According to Senior Counsel Philip Murgor, unauthorised individuals tampered with the Independent Electoral and Boundaries Commission (IEBC) technology systems.
Murgor, who is representing Raila Odinga and Martha Karua in the Presidential Petition case before the Supreme Court, stated on Wednesday that the technology was manipulated to produce predetermined results.
“The technology deployed by IEBC for the conduct of the 2022 General Election completely failed the standards for a secure and transparent electronic voting system and thereby yielded aptly what has been described by my colleagues as non-verifiable, inaccurate and invalid results,” said Murgor.
“The technology was so inherently corrupted, manipulated and tainted that the results declared by Mr Chebukati cannot be, in an objective case, said to be representative of the true will of the Kenyan people.”
“It came out that somewhere, somehow, in the Karen suburb, there was a group of about 50 people who had access to the ICT systems of IEBC. These people were intercepting results before being uploaded to the public portal,” Murgor told the Supreme Court.
The IEBC backend was accessed by unauthorised personnel with full knowledge of the electoral commission, according to the lawyer who wants Supreme Court judges to overturn the results that saw William Ruto declared president-elect.
“The IEBC backend should have been accessed by only those legitimately authorised… There was a lack of security. The first instance is the operation and use of IEBC election materials and equipment by identified and unauthorised persons, and I am referring to the now-infamous Venezuelan nationals,” he submitted.
“Penetration by way of hacking and unauthorised grant of access to IEBC systems by known and unknown persons.”
“A result for [Dr. Ruto] was being arrived at well before the tally was in and each time work was being done to fit A and B into that result and at the end the result was forced onto Kenyans through a Form 34C,” he added.
Murgor informed the judges that a Form 34C had been produced prior to the final announcement.
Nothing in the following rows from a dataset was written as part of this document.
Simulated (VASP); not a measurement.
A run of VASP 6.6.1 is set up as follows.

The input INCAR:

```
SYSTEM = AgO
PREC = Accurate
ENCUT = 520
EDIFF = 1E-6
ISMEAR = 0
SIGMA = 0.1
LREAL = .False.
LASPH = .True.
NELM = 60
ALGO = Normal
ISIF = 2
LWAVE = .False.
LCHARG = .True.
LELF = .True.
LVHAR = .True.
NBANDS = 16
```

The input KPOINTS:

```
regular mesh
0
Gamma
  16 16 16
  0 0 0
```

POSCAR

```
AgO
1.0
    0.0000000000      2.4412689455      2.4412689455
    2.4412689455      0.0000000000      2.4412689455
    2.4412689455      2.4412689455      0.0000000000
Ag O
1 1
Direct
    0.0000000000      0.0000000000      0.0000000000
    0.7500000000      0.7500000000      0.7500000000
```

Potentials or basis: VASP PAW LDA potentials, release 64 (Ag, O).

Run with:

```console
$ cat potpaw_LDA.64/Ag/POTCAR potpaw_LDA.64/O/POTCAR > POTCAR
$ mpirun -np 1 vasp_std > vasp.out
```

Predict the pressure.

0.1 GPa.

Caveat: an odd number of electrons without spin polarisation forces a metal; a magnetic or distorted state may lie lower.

“As of 12th August, 2022 at 15:48 hours, a Form 34C had already been generated. What was the business of anyone within that system generating a Form 34C? We were two days away from the final announcement,” he said.
The petitioners further claim that IEBC personnel, who were not gazetted for the purposes of restricted and accountable access to the system, were granted access to the system.
“In particular, the personal assistant of IEBC chairperson Wafula Chebukati, Dickson Kwanusu, is granted access. While we may not see the fingerprints of Chebukati in the ICT system, we see his palm, his much larger presence through the actions of his key aide. Indeed, when you study the system, you’ll find that Dickson Kwanusu performed a purported verification process of [forms] 34A 1,743 times,” said Murgor.
Murgor cited evidence from other forensic expert reports.
Some of the evidence presented suggests that some foreigners were given “super administrator” rights during the counting process. He also stated that there were six unauthorized users accessing the system.
“Four IEBC commissioners have stated categorically that the system was controlled by one person, Chebukati, and they were kept in the dark. [Commissioner Justus] Nyang’aya, who was in charge of ICT, was also shocked that foreigners were controlling the system, and had access during, and after the election,” he said.
“The technology applied by the IEBC for the conduct of the 2022 General Election completely failed the standards of a secure, transparent electronic voting system, and thereby yielded unverifiable, inaccurate and invalid results. This election was controlled from everywhere, except IEBC,” he said.